Question

An object attached to a spring is pulled down a distance of 3 inches below the point of equilibrium. It completes one oscillation in 2 seconds. Find the equation of the motion, when will it have covered a distance of 9 inches.

Answer 1

`x(t = 1.5) = 3\cos(3\pi/2) = 9`

Step-by-step explanation:

The equation of motion in simple harmonic motion is

`x(t) = A\cos(\omega t +\phi)`

where Ф is the phase angle to be determined by the initial conditions.

At t = 0, the object is pulled 3 inches, which means A = 3.

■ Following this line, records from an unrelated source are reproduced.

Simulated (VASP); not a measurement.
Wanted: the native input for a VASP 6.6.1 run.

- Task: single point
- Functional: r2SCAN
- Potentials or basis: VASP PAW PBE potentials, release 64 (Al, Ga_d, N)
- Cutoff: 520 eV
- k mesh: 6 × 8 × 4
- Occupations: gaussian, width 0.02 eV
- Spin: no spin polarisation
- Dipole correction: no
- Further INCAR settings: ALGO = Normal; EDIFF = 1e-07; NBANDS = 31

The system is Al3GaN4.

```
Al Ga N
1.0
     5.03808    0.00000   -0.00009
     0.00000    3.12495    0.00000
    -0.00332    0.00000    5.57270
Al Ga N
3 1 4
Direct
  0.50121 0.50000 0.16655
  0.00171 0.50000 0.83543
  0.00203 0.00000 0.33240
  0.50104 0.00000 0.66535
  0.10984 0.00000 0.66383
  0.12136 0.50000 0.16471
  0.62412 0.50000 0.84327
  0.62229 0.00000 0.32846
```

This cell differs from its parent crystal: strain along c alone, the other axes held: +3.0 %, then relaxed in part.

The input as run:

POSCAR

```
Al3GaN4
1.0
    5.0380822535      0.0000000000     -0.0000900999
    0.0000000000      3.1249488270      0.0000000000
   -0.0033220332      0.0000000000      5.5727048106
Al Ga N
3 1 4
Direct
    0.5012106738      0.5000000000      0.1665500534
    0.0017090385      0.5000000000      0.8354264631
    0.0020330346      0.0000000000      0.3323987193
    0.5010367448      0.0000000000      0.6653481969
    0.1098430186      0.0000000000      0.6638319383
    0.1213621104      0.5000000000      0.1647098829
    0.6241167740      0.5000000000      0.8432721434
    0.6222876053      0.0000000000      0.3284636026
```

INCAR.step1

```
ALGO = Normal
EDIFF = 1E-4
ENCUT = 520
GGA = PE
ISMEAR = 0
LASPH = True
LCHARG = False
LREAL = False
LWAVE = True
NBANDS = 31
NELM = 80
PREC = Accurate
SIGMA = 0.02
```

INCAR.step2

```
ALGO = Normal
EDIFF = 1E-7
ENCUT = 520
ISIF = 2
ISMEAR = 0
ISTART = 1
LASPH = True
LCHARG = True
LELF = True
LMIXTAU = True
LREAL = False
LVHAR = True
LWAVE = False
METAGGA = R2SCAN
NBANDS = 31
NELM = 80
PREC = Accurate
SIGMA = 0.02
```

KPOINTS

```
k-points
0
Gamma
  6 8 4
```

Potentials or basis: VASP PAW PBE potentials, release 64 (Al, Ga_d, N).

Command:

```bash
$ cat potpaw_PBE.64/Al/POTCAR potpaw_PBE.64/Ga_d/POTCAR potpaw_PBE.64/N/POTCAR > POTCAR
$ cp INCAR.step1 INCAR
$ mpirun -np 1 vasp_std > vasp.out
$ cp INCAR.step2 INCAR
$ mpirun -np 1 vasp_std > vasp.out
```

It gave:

If the object completes one oscillation in 2 sec. then its period is 2 sec, T = 2.

`\omega = (2\pi)/(T) = (2\pi)/(2) = \pi`

The phase angle can now be determined.

`x(t = 0) = A\cos(0 + \phi) = A\cos(\phi)\\3 = 3\cos(\phi)\\cos(\phi) = 1\\\phi = 0`

So, the general equation of motion is

`x(t) = 3\cos(\pi t)`

When it will have covered a distance of 9 inches, it is at the equilibrium position. From A to 0, from 0 to -A, then from -A to 0 again to complete 9 inches, since A = 3.

`0 = 3\cos(\pi t)\\\cos(\pi t) = 0\\\phi = \pi/2~{\rm or}~3\pi/2\\t = 0.5s~ {\rm or} ~1.5s`

Since we know that a full oscillation is completed in 2 sec. than 3/4 oscillation should be completed in 1.5s.

So, equation of motion at that instant is

`x(t = 1.5) = 3\cos(3\pi/2) = 9`